4. Demelza and Poldark (Poldark)

I’m actually not a big fan of the latest remake of Poldark, but that’s only because the books by Winston Graham were SO AWESOME. The basic story is: Ross Poldark (Aidan Turner) returns to his family’s estate in Cornwall after fighting on the losing British side in the American Revolution. Sadly, he returns to find his true love marrying his cousin and his dead father’s estate crumbling to ruins and being squatted in by his father’s drunken servants. Nice welcome back party. But Ross is determined to stay and make a go of it, and so he does: generally wowing everyone around him with his brains his chutzpah, his extreme dislike for the newly wealthy and unprincipled Warleggan family, and his general all-around Poldarkiness. He also finds new love when he takes in a young girl, Demelza, as additional domestic help.

But could I just note? Demelza is also supposed to be a brunette. (See above: I always cheer for the brunette.) I should get over it, I know, and red-haired Eleanor Tomlinson’s doing a nice job with the role, but still. Poldark’s another hero that I don’t know that I wish on our heroine–he’s sometimes a bit too, well, Poldarky, and would it kill him to laugh once in a while?–but Demelza seems to like him, so I’m pulling for them.

3. Jean and Lionel (As  Time Goes By)

One of my earliest forays into British television was through the great series As Time Goes By, as it has now been running on my local PBS station on Saturday nights for at least the last fifteen years. And there’s a reason they just keep showing it: it’s so good. It tells the story of Jean Parjeter (Judi Dench) and Lionel Hardcastle (Geoffrey Palmer), who were young lovers during the Korean War, until Lionel was posted overseas, letters went astray, and they lost touch. Forty years later they find each other in London once again: Lionel having been through a stint coffee-farming in Kenya and a divorce, and Jean a widow with an adult daughter who works with her in the temp/secretarial agency Jean founded. Judi Dench as Jean is just so awesome: cuddly and yet beautiful, often quick to take offense at Lionel’s bumbling attempts to re-start their romance, even though he thinks everything is just a little “too late,” but still fierce in her love for him. A true classic. I know everyone else has moved on to Last Tango in Halifax, but this show (and this couple) remain my benchmarks for “love later in life.”

2. Fiona Gallagher and Steve McBride (Shameless)

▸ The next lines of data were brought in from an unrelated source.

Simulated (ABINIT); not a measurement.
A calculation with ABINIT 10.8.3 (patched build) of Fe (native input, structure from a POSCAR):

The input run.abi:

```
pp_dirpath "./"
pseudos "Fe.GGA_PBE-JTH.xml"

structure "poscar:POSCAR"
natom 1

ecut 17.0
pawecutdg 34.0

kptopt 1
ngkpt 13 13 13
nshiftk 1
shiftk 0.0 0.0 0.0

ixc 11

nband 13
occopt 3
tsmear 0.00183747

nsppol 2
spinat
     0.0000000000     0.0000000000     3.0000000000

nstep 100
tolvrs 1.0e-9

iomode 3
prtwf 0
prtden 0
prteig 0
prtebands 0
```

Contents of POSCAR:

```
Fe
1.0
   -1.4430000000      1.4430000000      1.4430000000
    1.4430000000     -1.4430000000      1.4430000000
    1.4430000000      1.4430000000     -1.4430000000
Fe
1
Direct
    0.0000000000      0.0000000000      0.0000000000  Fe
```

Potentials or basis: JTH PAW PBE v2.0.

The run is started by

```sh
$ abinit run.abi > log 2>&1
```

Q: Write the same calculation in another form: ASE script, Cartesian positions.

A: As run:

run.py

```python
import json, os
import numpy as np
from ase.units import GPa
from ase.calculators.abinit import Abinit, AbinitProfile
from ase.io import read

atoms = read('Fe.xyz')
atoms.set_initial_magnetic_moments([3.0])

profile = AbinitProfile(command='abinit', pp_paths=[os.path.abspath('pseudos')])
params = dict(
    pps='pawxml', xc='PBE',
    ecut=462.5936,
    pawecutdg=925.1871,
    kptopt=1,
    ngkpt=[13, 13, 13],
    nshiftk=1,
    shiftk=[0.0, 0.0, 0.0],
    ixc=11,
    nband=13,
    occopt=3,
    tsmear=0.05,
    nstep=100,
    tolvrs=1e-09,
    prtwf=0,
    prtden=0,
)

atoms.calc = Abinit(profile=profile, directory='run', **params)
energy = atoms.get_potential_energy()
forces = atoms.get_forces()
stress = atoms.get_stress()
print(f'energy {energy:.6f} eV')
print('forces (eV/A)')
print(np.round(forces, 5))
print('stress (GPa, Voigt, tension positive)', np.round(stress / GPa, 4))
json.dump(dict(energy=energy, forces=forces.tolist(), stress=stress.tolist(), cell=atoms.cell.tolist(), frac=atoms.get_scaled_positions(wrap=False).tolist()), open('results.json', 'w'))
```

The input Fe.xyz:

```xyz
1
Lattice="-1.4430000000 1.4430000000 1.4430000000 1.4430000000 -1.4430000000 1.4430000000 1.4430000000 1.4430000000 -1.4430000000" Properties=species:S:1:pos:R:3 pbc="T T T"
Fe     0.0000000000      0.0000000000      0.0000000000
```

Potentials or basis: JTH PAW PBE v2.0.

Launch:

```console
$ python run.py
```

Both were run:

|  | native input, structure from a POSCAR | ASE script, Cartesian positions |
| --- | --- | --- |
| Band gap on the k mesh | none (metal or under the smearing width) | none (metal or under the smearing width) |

Okay, I could take or leave the show Shameless, because urban poverty really just scares the shit out of me. Although it did have its moments, and you had to love all the Gallagher kids loving and looking out for one another (not always in overt ways) because their Dad couldn’t be bothered. But the love story between Fiona and Steve? Complete with Steve’s confession that he fell in love with Fiona while she was dancing, because she wasn’t dancing for anyone besides herself? As Veronica says, delightfully, in this clip, “Top-fucking-notch!” And: total bonus points for this series being where Ann-Marie Duff and James McAvoy first met one another, started an off-screen romance, and eventually married.

1. Miranda and Gary (Miranda)

Oh, I do so love Miranda Hart. I dream of meeting her in person and just looking up and up and trying to talk to her across our height divide. Her series Miranda is delightful. Nothing earth-shattering, nothing that’s subverting any genre tropes, but just a nice comedy series about a very tall and hilarious woman, the handsome and immensely likable chef that she has a crush on (Tom Ellis), and a strong cast of friends, co-workers, and parents. Will Miranda and Gary ever successfully stop mucking about as merely friends and find their happily ever after? You’re just going to have to watch and find out.

7 Comments

  1. Well, looking back at Archie and Lexie was great. They actually were a strangely well-matched couple, despite being very different personalities. Lionel and Jean, wow. There is hope for the dragging his feet husband and the quick to take offense wife. Miranda is perfect on her own. Could she be on American TV do you think?

  2. Yeah, weren’t Archie and Lexie fun? I will also always feel warmly towards Monarch of the Glen because Archie’s first girlfriend, Justine, was also a brunette with–get this–short hair. Brunette girls with short hair as attractive feminine characters in their own right is rare on American TV (and has been at least since “Three’s Company,” when dark-haired Joyce DeWitt was never considered any kind of temptation to Jack Tripper).

    Miranda Hart is so great. Don’t know how she or her series would play here. I think we’re about as accepting toward tall girls (or anyone with a “different” body type, actually) in America as we are toward short-haired brunettes. Can you think of an American show that’s just a nice comedy showcasing a strong single woman and a fun ensemble cast? I can’t–but I hardly watch any TV any more!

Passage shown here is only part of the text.